Thursday, December 23, 2010

Are Nigerians been robbed of justice?

It was last week while receiving an American envoy that the chairperson of The Economic and Financial Crimes Commission Madam Farida Waziri, confirmed to the generality of Nigerian public that the agency has decided to settle the undertaken prosecution of the former United State vice president Dick Cheney as a former executive official of Halliburton out of court, through the mechanism of a plea bargain that confers on the commission the reception of the total sum two hundred and fifty million dollars, in order to drop the subsisting criminal charges of solicitation, currying of influence and abetting in the offering and reception of bribes to the officials of the Nigerian Liquefied Gas Company, in the Bonny Island contractual undertaking of 1994-1995 period during the past Abatcha administration.

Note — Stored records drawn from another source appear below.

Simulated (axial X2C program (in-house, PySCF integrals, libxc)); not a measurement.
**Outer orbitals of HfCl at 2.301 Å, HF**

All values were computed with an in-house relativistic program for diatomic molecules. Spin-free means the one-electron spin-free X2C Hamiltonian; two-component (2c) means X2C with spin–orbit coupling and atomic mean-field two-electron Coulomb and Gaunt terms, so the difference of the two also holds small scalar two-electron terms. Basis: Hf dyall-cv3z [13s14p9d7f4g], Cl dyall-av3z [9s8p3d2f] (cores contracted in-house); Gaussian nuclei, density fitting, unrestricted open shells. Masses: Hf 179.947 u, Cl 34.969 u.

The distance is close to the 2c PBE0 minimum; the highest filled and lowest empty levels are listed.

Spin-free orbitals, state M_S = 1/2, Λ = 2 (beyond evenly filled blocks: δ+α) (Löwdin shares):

The other component of the plea agreement as obtained by the corruption fighting and prevention agency, was that all the individuals and personnel alleged to have participated in commission of the crime but that are of foreign descent, stand to benefit from the discontinuing of the prosecution process, thus foreign national citizens involved in the act of giving bribes to Nigerian government and company officials would not be prosecuted by the agency. However the local Nigerian accomplices to the commission of the alleged crime would still be prosecuted to the full limit of our laws, as such the grace of the plea bargain agreement did not seem to have been extended to the Nigerian citizens, thus the agreed pact between the Nigerian government officials and the United States of America diplomatic officials, sought and settled for a less embarrassing circumstantial situation to the governments of both countries, this position was later affirmed by the spokesperson of the commission Mr. Femi Babafemi.

The principal officials of this administration which included the president himself and more particularly the chairperson of the commission, had at different fora and occasions stated that there would be no sacred cows in the prosecution and execution of court judgements against persons accused of corruption and corruption related activities, thus it is with a lot of surprise that the latest release from the agency reached Nigerians, where the principal officials of the commission while gloating announced to the world the deal to excuse alleged offenders on the alter of payment of large sum of money, some Nigerians were even congratulating the agency for collecting millions of American dollars from the Halliburton officials, yet the agency was never set up as a funds collection outfit as the previous times it sought to sell seized assets, issues of financial impropriety were repeatedly raised against the leadership and other officials of the commission.

The Economic and Financial Crimes Commission came into existence during the time of Chief Olusegun Obasanjo administration, after undue and strenuous pressure from the international community, because the Nigerian nation was seen as a country that tolerated corruption and corruption related activities, thus the agency was expected to prosecute persons accused of partaking in activities relating to corruption and money laundering, however it is also within the purview and powers of the commission to serve as a deterrence organ, by preventing activities that could lead to the commission of the criminal act of corruption, thus settlement agreements that further creates the impression that Nigeria is comfortable with the act of corruption, does nothing to aid the general belief and principal reason for the setting up of the agency, more so as the international community would be left with the belief that our fight against corruption is a mere lip service, indeed an American advisor linked to the case was quoted as saying that it is better to pay the money than be subjected to our corrupt legal system, what an irony!

Countries all over the world pride themselves in granting the best deals to their citizens, in terms of necessary rights and even un-entitled privileges that are bestowed to its nationals, thus the present and subsisting plea agreement that sought to treat Nigerian and foreigners differently, has further established in the eyes of Nigerians and indeed the greater international community, that these nation perceives its citizens as lesser in importance than other foreign nationals, because the accused persons were treated differently by the interdiction agency which does nothing to prevent or even deter corruption acts, indeed this action would further cement the belief that the fighting of corruption in Nigeria is merely halfhearted, as even the case of those Nigerian citizens accused of corruption would simply die in the courts due to non diligent prosecution.

The impetus for the execution of a plea bargain agreement anywhere in the world is the aggregation of the balance of culpability of an alleged offender, thus the degree and weight of involvement is measured to determine the extent of perceived guilt, as to whether the alleged offender is guilty and the body of weight of evidence is against the position of the alleged offender, thus plea bargain agreements when applied rightly always serves the interest of justice, in terms of ensuring quick and efficient prosecution of crimes and the achievement of justice in a cost efficient basis to the tax payer. However when it is applied merely to subvert the cause of justice by introducing and tolerating favoritism, the plea bargain option generally loses credibility in the eyes of the public.